Monday, 6 March 2017

A Frozen Tail

It has been some time since I last posted on my Art blog. This is not to say I haven't been busy, in fact just the opposite, but this is my first blog for 2017 and tailored for the angler rather than artist. It’s a post I have wanted to put together for a while and the perfect situation had arisen over the course of the winter. I have to harvest fish stocks every two years from our fishery business and I have seen numerous examples of what I'm about to explain. However, I never managed to gather any photographic evidence to prove it so when I have recounted the story to fellow anglers in the past, I have noticed a look of disbelief and sniggering, whilst all the while I try to convince them it’s the truth and not another ‘old wives’ tale’. Of all the fresh water fish I have had to deal with over the years nothing can compare to the Tench for being the toughest of’s almost indestructible!

If you can imagine, when you drain a lake you are left with lots of little puddles of water on the lake bed and these frequently contain very small fish, anything from roach to perch fry, along with tench and the odd small jack pike. Most of these fish will not survive more than a few hours and that's if they can evade the Heron & Egrets capitalising on the easy free meal. In the past I have observed Marsh harrier working the lake beds, along with night raids from Boar, Fox & even Pine Marten. Once the bulk of the fish have been removed a team of men will then work the remainder of the lake bed in a grid fashion just to make sure nothing has been missed.

 Unfortunately with fingerling size fish it’s almost impossible to save them all and I justify this by the bird life capitalising on the free meal over the harsh winter period so nothing is lost or wasted....which is always the case with the natural environment. One year all the tench had been harvested and graded into large tanks that are loaded onto a pickup ready to be transported. This particular evening the weather had been cruel and the fish dealer arrived late, so we worked into dark with hands the colour of blue steel and core body temperatures that felt like the inside of a chest freezer. With the job complete, we retired for the evening, cold and wet and tired. The following morning we awoke to -4oC and a hard frost carpeting the outside world.....after slipping back into the frozen waders and preparing for the daily events, I noticed a small tench no longer than 4" long frozen to the pickup bed. It was frozen solid to the steel and I could not prise it off. As I stopped and took a close look, pitying my mistake, I thought its eye moved slightly within its cannot be I thought, so I gathered a bucket of water and poured it over the fish to defrost it off the steel floor. After quickly transferring into a bucket of water, within 10 minutes that fish was swimming around. Now I know that's hard to believe because that fish had spent a minimum of 12 hours out of water and was then frozen solid in -4 oC temps and it still survived! Unbelievable and just goes to show when a lake freezes in winter and the fish bed down into the soft silt to enter a dormant state, they have little to worry about compared to that poor chap.

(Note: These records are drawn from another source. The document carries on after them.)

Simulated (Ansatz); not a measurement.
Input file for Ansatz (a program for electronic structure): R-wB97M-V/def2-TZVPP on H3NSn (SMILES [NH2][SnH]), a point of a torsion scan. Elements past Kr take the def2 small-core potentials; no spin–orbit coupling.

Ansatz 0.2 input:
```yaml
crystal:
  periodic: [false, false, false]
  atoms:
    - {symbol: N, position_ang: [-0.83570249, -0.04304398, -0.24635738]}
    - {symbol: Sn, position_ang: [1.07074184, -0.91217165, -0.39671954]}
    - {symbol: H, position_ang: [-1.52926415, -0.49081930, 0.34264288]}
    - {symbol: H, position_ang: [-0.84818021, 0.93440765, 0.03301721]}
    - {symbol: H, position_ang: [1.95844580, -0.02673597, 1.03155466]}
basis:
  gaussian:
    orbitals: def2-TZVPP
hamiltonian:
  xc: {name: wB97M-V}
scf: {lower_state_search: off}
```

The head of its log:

This winter a similar scenario happened, only this time a small tench was missed underneath the weighing scales when fish had to be graded and weighed. You might think ‘how careless’ but when you are talking of 1000s of fish that require grading it’s very easy to lose or miss something as long as your hand. Nevertheless, this little tench lay there all night frozen to the trailer which I inadvertently stumbled across in the morning when the steel scales were moved - as can be seen in the first picture with the grass and mud frozen to his flanks.

Once again his little red eye swivelled in its socket, I placed him into the bucket to defrost, washed his flanks to remove the frozen debris and as can be seen from the series of pictures you can see how miraculously it comes alive and swims away to fight another day. Now if that's not one of nature’s miracles!

This is a story I really wanted to share, it doesn't tie in with my artwork very well but gives you a little insight into my working life outside of art. It is a small indication of how the natural world can still leave me speechless after all these years. I have drawn the tench on numerous occasions; my last attempt was in a different medium using Ink on scraper board for the illustrations in the wonderful book ‘A Coming of Age’ by Stuart Harris, a gifted writer and angler. I'm afraid this drawing is now sold along with my other tench works, but I'm sure it won’t be the last one now I know the magical powers this fish possesses.

I hope you enjoyed the story; my next blog is linked to water but this time a little more colourful!



  1. Holy! Thats an incredible story, Adam, in the realms of science fiction.

    1. Thanks Vinny........its hard to believe I know!!

  2. Interesting read thanks for sharing

    1. My pleasure Andy....thanks for taking the time to read it!!